Does it really matter where the battery is located? This arrangement of using what already exists - electric buses - is the equivalent of circling the block and avoiding getting right to the point. Besides the fact that it's perhaps necessary to start somewhere, wouldn't it be a better use of funds to just go directly to what's needed - large-scale power storage?! This might even include a major re-evaluation of "the grid", with the aim of reducing the size of areas covered by power sources, thus enabling better two-way exchange of power...

This strategy is little short of "vital" to the greening of power. The largest problem with switching to renewables is storage. David Roberts at Vox did an excellent, accessible article on a complex MIT study that showed we can't turn off all the gas plants with their lovely "dispatchable" power-on-demand, until storage drops to $20/kWh.

That's really cheap: our fondest battery hopes don't show it getting down to $50 any time soon. Pumped-Hydro can be that cheap, but not often, mostly it's twice that. And the projects to build them will take a decade or more - and the dams aren't just anywhere you need them.

This is a unique opportunity: the population is on the brink of buying 10 million vehicles with nearly 100 kWh of storage, each. That's hundreds of available gigawatt hours - and they border on FREE, because the battery was purchased for another reason entirely.

It may not profit anybody to put in grid-powering systems to millions of homes. But if the home charger could just power the home (and it's soon-to-exist electric heat pump instead of a gas furnace) through the shortage, that would be a huge load off the grid.

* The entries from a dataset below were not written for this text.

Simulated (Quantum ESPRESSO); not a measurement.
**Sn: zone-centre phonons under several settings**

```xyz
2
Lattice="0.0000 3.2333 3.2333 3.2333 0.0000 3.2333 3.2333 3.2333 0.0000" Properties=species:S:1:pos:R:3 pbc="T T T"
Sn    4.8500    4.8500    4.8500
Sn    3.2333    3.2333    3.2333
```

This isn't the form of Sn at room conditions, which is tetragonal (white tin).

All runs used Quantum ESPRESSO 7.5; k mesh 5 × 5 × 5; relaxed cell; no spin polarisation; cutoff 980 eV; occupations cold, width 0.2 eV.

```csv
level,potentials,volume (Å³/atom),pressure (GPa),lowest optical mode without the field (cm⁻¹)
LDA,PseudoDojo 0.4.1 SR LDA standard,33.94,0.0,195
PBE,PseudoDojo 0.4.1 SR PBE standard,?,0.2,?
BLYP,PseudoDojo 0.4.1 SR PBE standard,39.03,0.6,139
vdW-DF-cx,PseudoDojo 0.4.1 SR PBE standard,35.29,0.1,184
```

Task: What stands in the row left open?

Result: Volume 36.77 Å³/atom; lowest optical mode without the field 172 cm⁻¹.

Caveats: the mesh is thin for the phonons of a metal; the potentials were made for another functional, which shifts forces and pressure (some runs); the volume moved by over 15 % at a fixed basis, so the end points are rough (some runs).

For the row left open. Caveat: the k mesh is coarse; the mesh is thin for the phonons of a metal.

But parking lots, corporate fleet parking, all those large charging systems could afford the extra electronics to power, not just the office or warehouse, but back to the grid. Amazon has ordered 100,000 trucks. That's 10 gigawatt-hours. Just Amazon.

The electrical standards should allow no installs of chargers that can't at least run whatever building the charger is in. And no major charging installations without back-to-grid capability. I'm sorry to do anything that might slow eV adoption, but storage is absolutely essential to the green switchover, and this is a remarkably lucky opportunity to pass a miracle, create storage for under $20/kWh.